Judgment of the European Court of Justice: Dirk Rϋffert v Niedersachsen Case C-346/06, Judgment 3 April 2008

The Ruling

The European Court of Justice has today delivered its latest judgment on the relationship between social and employment protection measures and employers’ EU law business rights. The judgment follows on from its rulings in December in the Viking and Laval cases.

In Rϋffert, the ECJ, unusually departing from the opinion of the Advocate General in September 2007, finds that a German public authority was not entitled to include in a public works contract a clause requiring contractors and sub-contractors from other member states to pay rates of pay in accordance with German collective agreements in the building sector.

The Facts

A German authority awarded the contract to build a prison to a contractor on terms which required the contractor to ensure that it, and any sub-contractor, paid wages of at least the minimum provided for in a collective agreement which applied to building work in the public sector. Those terms were in accordance with relevant principality law on the award of public procurement contracts.

The contractor engaged a Polish sub-contractor for part of the work. It paid wages at a rate lower than that provided for in the German collective agreement.
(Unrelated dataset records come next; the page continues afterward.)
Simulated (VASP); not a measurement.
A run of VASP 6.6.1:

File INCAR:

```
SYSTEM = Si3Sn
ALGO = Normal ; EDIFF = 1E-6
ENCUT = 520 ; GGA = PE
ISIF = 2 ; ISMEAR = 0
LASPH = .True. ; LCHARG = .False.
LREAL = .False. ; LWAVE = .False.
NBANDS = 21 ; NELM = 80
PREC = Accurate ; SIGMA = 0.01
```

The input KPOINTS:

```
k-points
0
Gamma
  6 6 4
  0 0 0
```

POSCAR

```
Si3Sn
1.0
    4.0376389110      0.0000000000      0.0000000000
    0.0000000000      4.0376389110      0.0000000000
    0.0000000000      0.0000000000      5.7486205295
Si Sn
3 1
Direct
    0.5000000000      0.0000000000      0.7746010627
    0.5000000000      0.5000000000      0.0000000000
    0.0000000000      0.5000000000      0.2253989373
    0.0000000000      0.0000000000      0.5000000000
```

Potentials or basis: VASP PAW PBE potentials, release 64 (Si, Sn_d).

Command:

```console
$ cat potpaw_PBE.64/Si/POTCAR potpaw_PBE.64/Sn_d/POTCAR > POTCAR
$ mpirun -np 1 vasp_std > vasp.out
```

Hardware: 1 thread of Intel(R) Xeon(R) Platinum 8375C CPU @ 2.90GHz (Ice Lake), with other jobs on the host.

The German authority terminated the contract and sought to enforce a penalty clause against the Polish sub-contractor. The liquidator of the contractor claimed damages arguing that the relevant principality law was incompatible with the freedom to provide services contained in Article 49 of the EC Treaty.

Judgment

The Posted Workers Directive sets out the minimum terms and conditions which member states must ensure are applied to workers posted to their territory from another member state. Those minimum conditions include minimum rates of pay provided for in collective agreements which are “declared to be universally applicable”.

The Directive then sets out criteria for determining whether collective agreements are to be regarded as universally applicable.

The European Court of Justice finds that the relevant German principality law did not itself prescribe a minimum rate of pay. The minimum rate was whatever was provided for in the collective agreement. It then decided that the collective agreement was not universally applicable, not least because it only applied to public sector contracts.

For these reasons, the minimum rates of pay to which the German authority had sought adherence by its contractor and its Polish sub-contractor did not count as minimum conditions which had to be protected according to the Directive.

Because the minimum rates of pay did not require protection under the Posted Workers Directive, the relevant German principality law, and corresponding provisions in the building contract, were not permitted by EU law.

The European Court of Justice then goes on to say that its decision is confirmed by consideration of Article 49. Infringement of an employer’s freedom to provide services can be justified by the objective of ensuring the protection of workers. But that justification did not apply because the relevant collective agreement only covered a limited geographical area and did not apply to private sector contracts.

Analysis

The judgment follows closely the logic of Laval. In the context of posted workers, if the employment protection measure (be it the legitimacy of industrial action, or a clause requiring compliance with collective agreements in a procurement contract) exceeds the level of protection guaranteed by the Posted Workers Directive, then it is likely to be contrary to EU law.

This is a absurd logic. The Posted Workers Directive is designed to ensure that workers posted from one member state to another enjoy minimum standards of protection by reference to the minimum legal standards and applicable collective agreements in the member state to which they are posted.

The Posted Workers Directive is not intended to set limits on the circumstances in which pay and conditions can be provided for under the law and collective agreements in member states to which workers are posted. It is a gross distortion to suggest that it is.

The judgment in Rϋffert actually goes further than the judgment in Laval. The ECJ reached its conclusion in Rϋffert solely by reference to the Posted Workers Directive, and then subsequently confirms it by reference to Article 49. Its distorted analysis of the Posted Workers Directive does not even contemplate circumstances in which infringement may be justified by reference to overriding objectives such as the protection of workers.

It is right and legitimate that workers and trade unions should seek to impose minimum labour standards, such as commitments to abide by rates of pay in collective agreements, in public procurement contracts. They should be permitted, and indeed encouraged to do so in the interest of maintaining national labour standards and preventing social dumping.

The ECJ’s stance that such minimum standards would undercut the competitive advantage of employers such as the Polish contractor in the Rϋffert case is completely misguided. Employers are already protected by the EC Treaty’s non-discrimination principles. They should not be protected if they seek to obtain competitive advantage by undercutting the industry norms, standards and collective agreements in the member states in which they seek to operate.